Today, … our Iranian society both at home and abroad faces a period of defeat and disillusionment, and as of now, one can taste the bitterness of Khayyamian joy in one’s mouth. Who will be the next Sadeq Hedayat? (3)
Footnotes
1. This essay was written in 1987 and first published in Akhgar, No. 7, Paris, 1989. Later it was included in my book In Search of Joy: A Critique of Death-Oriented and Male-Dominated Culture in Iran (dar jostojuy-e shadi: naqdi dar farhan-e margparasti va mardsalari dar Iran) Baran publisher, Sweden, 1990.
2. All of Khayyam’s quatrains in this essay have been translated from Persian to English by Majid Naficy from Sadeq Hedayat’s taraneh-ha-ye Khayyam Tehran, 1934.

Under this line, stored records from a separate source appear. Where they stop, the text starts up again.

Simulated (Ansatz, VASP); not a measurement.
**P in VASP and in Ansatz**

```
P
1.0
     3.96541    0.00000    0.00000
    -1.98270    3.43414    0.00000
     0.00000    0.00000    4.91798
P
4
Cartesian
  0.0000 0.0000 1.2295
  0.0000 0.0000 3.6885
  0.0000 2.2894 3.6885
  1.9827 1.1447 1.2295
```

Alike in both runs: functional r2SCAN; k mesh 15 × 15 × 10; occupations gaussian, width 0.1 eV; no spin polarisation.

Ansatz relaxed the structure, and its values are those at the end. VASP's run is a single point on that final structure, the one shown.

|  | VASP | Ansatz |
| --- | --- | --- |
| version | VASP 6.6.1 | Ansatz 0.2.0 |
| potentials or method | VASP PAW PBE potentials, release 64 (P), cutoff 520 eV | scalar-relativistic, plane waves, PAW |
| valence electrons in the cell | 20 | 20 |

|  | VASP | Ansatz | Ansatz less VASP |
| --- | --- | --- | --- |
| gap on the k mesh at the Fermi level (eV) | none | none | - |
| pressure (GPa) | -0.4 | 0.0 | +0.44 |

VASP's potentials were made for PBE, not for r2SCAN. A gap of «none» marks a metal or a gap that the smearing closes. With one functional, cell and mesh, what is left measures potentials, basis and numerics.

3. Sadeq Hedayat (1902-51) the most prominent Iranian novelist who committed suicide in Paris. In recent years at least four Iranian writers and poets have killed themselves: Nooshin Amani (1994, Los Angeles(, Ghazaleh Alizadeh (1996, Iran), Eslam Kazemiyeh (1997, Paris) and Hassan Honarmandi (2003, Paris).
My gratitude to Shayda Naficy who edited the English version of this essay with me.